Unhandled level 2 translation fault while using CUDA

jkeller · April 17, 2020, 4:08pm

I am experiencing an intermittent “unhandled level 2 translation fault” which results in a kernel backtrace within syslog. The log message starts out with:

unhandled level 2 translation fault (11) at 0x00000000, esr 0x92000046

Followed by the usual register dump & stack info. The error occurs within the context of a process which is using CUDA-enabled TensorFlow on the TX2.

My question is:

Is this necessarily a CUDA/mmapi/gpu-driver level bug, or is this type of fault possibly the result of a misbehaving CUDA kernel? I am not familiar enough with low-level CUDA programming and the security model enforced by the CUDA runtime. Is it expected that a bug in CUDA “application” code could cause such a VM translation fault, or is this necessarily a driver fault (or less-likely, hardware itself)?

The reason for my question is:

If this could be caused by tensorflow or cuda application code, I will look in to upgrading the version of tensorflow, or dig in to the way it is using nvcc to compile CUDA code. If it cant be the CUDA application at fault, I will look towards updating BSP level driver code and/or kernel settings.

Thanks!

linuxdev · April 17, 2020, 4:55pm

I couldn’t tell you the actual original cause of the problem, but that is just an attempt to dereference a NULL pointer in the kernel. Chances are it has something to do with the VM, but that is just a guess.

jkeller · April 17, 2020, 5:34pm

@linuxdev that’s right. The question is whether even poorly written or malicious CUDA application code should be able to trigger such a translation fault within the kernel, or if this is necessarily a problem with the CUDA/GPU drivers themselves.

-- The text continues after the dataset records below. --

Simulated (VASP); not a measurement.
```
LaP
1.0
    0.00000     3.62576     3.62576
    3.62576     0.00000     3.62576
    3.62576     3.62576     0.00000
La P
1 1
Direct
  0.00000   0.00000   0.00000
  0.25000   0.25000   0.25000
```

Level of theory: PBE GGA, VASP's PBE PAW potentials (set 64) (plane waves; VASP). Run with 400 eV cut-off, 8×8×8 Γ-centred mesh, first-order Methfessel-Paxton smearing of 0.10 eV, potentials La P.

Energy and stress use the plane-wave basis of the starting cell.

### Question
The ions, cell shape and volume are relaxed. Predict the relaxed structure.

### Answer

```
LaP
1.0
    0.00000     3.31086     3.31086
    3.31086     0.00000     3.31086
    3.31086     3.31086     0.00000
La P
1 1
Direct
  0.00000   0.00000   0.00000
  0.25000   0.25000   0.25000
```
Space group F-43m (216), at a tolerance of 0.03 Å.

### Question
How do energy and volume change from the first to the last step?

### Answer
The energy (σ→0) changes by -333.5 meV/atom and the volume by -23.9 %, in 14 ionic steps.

linuxdev · April 17, 2020, 5:37pm

That I could not answer.

AastaLLL · April 30, 2020, 7:08am

Hi,

‘unhandled level 2 translation fault’ can be reproduced with a user space app.

There was a similar error occurs from a NULL pointer.
The root cause is the kernel driver and CUDA toolkit doesn’t match.

Do you install all the package from the same JetPack version?
Please also double check if your TensorFlow package is built with the same JetPack as you used.

Thanks.